With regard to the changes in minimum lot sizes, Johnson explained that when they began working on the new regulations more than four years ago, the public workshops were pointing toward keeping the town rural. Looking at what other towns were doing and what the state of Vermont was urging, at first the planning commission looked at 5-acre minimum lots. She also argued that while it is possible to get a well and septic system into a smaller lot, problems can arise when required isolation distances (from a well or septic system) fall into a neighbor’s land. This “overshadowing” could occur on larger lots, but is more likely on smaller lots.

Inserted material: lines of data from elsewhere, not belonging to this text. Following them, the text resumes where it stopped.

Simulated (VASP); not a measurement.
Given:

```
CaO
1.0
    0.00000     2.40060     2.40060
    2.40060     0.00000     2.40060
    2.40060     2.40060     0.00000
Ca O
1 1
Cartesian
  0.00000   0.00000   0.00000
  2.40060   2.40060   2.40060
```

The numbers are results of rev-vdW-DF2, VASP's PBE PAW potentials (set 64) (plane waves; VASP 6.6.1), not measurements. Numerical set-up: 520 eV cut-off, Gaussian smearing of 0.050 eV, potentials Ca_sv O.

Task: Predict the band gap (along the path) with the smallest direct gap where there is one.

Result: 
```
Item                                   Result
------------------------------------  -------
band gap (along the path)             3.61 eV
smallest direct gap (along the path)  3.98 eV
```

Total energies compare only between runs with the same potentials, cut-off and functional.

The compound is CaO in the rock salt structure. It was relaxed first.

“Conserving open land at somebody else’s
expense is a little bit touchy.”

Arne Jonynas
Select Board member

Jonynas stated that, “Conserving open land at somebody else’s expense is a little bit touchy,” noting that “zoning up” excludes people and makes it harder for people of lesser means to live here, noting that he likes the mix of Chester. DeBenedetti said that his priority is the grand list and that he feels that larger lots means less housing development and slower growth in the tax base.

Bill Dakin asked what the reasoning behind adding “automotive fuel sales” to the Residential/ Commercial district. “Is it the goal of the town to have gas stations from Stone House Antiques to The Green?” Dakin asked. “Now all those properties across from the Sunoco station and across from the Catholic Church are eligible to have gas stations, and I wondered why that change.” Dakin did note that The Green is a different district and the new use would not apply there.

Hance said that the change was made looking at the existing use with the Sunoco station in that district. Dakin noted that the Sunoco station predates zoning in Chester (1975), that fuel sales have not been an allowed use since, then asked why do this now.

“Now all those properties across from the Sunoco station and across from the Catholic Church are eligible to have gas stations, and I wondered why that change.”

Bill Dakin
Chester resident

Bock noted that it would be a conditional use that would require Development Review Board to look at the requirements

Dakin also pointed out that there had been a proposal to put a gas station where The Pear Tree and Meditrina are today and asked if that would have made Chester more attractive.

“Once you put it in as a conditional use,” said Jonynas, “with enough money and enough lawyers you could put in anything you want, the way it seems these days. I’m not that thrilled about seeing it in the center of town. And you don’t have a gas station anymore, it’s a Subway or a Dunkin Donuts or something.”

Dakin concluded noting that whatever the board does will be part of defining what Chester is and “will stay with us for a long time.”

This lead into a discussion – for the purpose of a clause in the zoning regulations — on what is the definition of “the center of Chester.”

“I think everybody knows it’s the old section,” said Bock, “where your (Dakin’s) office and my home are.”

Tory Spater asked if the nomination for the historic district included such a definition.

“People read this (referring to the regulations),” said Dakin, “and use these as standards to make decisions.”

With a lively discussion still going on at 7 p.m., the board recessed the hearing, moving on to its regular meeting by setting Wednesday, Aug. 6 at 6 p.m. to continue considering the zoning changes. Board chairman DeBenedetti noted that the reconvened meeting would be warned.